British employers will no longer be allowed to force people to retire at 65 years old, unless they can justify the dismissal.
The UK government announcement on Thursday aims to lessen pension payouts as Britons live longer. Although welcomed by many, employers raised concerns it will require them to provide benefits such as health or life insurance to workers over 65.
Employment relations minister Ed Davey described the decision as "great news for older people, great news for business and great news for the economy."
"Retirement should be a matter of choice rather than compulsion," he said. Previously, employers could compel workers to retire at 65 regardless of performance.
Most firms do not impose a fixed retirement age and there are around 850,000 workers aged over 65 in the U.K. There has been no evidence that productivity declines after that age, Davey said.

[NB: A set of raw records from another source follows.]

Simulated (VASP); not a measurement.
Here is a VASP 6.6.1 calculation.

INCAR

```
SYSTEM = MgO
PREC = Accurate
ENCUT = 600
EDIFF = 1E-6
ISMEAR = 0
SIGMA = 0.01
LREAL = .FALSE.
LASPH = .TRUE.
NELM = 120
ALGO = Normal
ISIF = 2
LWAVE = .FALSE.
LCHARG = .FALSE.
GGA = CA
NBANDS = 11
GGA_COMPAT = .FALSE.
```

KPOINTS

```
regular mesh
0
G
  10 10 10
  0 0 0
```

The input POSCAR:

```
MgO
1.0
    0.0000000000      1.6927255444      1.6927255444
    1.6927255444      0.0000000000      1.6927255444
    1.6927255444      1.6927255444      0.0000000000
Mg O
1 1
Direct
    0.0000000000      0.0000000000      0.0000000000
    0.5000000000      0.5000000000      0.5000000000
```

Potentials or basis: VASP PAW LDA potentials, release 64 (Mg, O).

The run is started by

The government added that individual employers — such as those hiring police officers and air traffic controllers — will still be able to operate a compulsory retirement age "provided that they can objectively justify it."
The new policy will become effective on Oct. 1. The government also said it will raise the eligibility age for state pensions to 66, effective in 2020.
The news came days after a former television presenter won a case against the BBC for wrongful dismissal on the grounds of ageism — setting a precedent that could change the U.K. broadcasting industry by making it harder to favor young female presenters over their older colleagues.
Miriam O'Reilly, 53, complained to the employment tribunal that she was warned about her "wrinkles" and asked if it was "time for Botox" by her employers. She said she was not given a reason for her dismissal, and only told that the show needed to be "refreshed" as it moved to a prime-time slot.
The BBC said Tuesday it accepted the tribunal's ruling, and it will set up new rules on fair selection procedures for presenters.